All this made for a public culture, where Periyar’s radical rejection and critique of faith – breaking of the Ganesha idol, slippering (stamping or smacking with slipper, shoe or chappal) portraits of the god Rama in public – enjoyed visibility and support; yet his more fundamental critique of faith, and the angry denunciation of caste that was implicit in his denunciation of Brahmanical Hinduism were not always taken in and internalized.
Also, historically, religious rituals, including temple festivals, and the granting of “honours” to local heads of communities during such events have served the purpose of affirming social status and rank in the Tamil context. This is as true of local temples as it is of the gigantic royal and brahmanical edifices that mark the Tamil landscape. So, in a sense, social personhood is bound with temple ritual – with religious and secular authority being nested in each other. This is why Dalits see it fit to challenge the prerogative that dominant castes arrogate to themselves during such festivals, and demand places and roles for themselves in the conduct of the latter.
Further, even those temple spaces that had been outside the sacred spaces dominated by Brahmanical Hinduism have, over the last few decades, been “upgraded” and have begun practising brahmanical temple rituals – which of course require a Brahmin priest. Worshippers at such temples that have been so “upgraded” are mostly from the so-called Shudra groups, those we would designate as backward and most backward castes if we were to resort to state terminology. On the other hand, as we saw when the courts banned animal sacrifices in temples outside the purview of brahmanical control, there were widespread protests – and the local was upheld in the face of the “supralocal” brahmanical view of faith. What was forgotten in this debate was that the local did not always mean that it was inclusive of Dalits – and that while Dalits too may be invested in the local, it was always “their” local. That is, they were not part of a putative and trans-caste local culture.
Here, it must be noted that in the 1940s and after, particularly in northern Tamil Nadu, when Dalits were drawn to the Scheduled Caste Federation, and to Buddhism, they (some of them) gave up such practices of the local – they refused to be part of temple rituals in some cases, gave up animal sacrifices in others, and took to Buddhism. But Tamil Nadu has yet to witness large-scale conversion to Buddhism as occurred in Maharashtra.
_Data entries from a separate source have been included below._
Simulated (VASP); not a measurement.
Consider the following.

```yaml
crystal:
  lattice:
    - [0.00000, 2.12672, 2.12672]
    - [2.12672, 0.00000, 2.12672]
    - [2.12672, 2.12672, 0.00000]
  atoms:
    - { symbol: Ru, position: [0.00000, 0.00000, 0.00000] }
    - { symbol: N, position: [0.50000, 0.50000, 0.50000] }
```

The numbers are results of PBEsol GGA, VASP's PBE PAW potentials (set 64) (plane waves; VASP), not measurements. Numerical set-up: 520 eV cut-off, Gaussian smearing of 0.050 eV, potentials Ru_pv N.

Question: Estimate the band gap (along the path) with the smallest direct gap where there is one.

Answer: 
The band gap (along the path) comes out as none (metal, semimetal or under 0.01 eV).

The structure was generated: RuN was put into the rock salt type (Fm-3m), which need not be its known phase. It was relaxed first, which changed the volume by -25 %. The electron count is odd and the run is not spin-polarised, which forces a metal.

So, if we are to view Periyar’s life and work in the context of the longue durée (long duration) of history, and of the complex relationship between Brahmanical Hinduism and local and regional practices of faith, we are likely to end up with a more sober view of his influence – he interrupted, powerfully and with intellectual and social verve, a longer history of religiosity, but that does not mean that this history was stood on its head. Its logic persists to this day. Also, we know, from the histories of other nations that disavowed faith, that it was State power that dislodged the institutional authority, material power and resources of religions – and not rational persuasion or consistent civil opposition. This is as true of Napoleonic France, as it was of the Soviet Union.
On fiefdoms, corruption and Hindutva
Periyar would have raged against these practices – for one, he was suspicious of political power as such and many a time noted that power can and does corrupt, not merely in the material sense but also by compromising one’s social vision. He also noted that staying out of the precincts of power granted him a certain latitudinarian freedom, to criticize social and faith-based practices. Secondly, while he was a pragmatist and did envisage a role for the State in bringing about laws that would enable social change, such pragmatism did not ever stop him from continuing to criticize social and religious practices. That is, the demands he made of the State and of governance did not mean that these automatically fell in with those in power – and this is evident in his support for the Congress government in Tamil Nadu under the headship of the late K. Kamaraj.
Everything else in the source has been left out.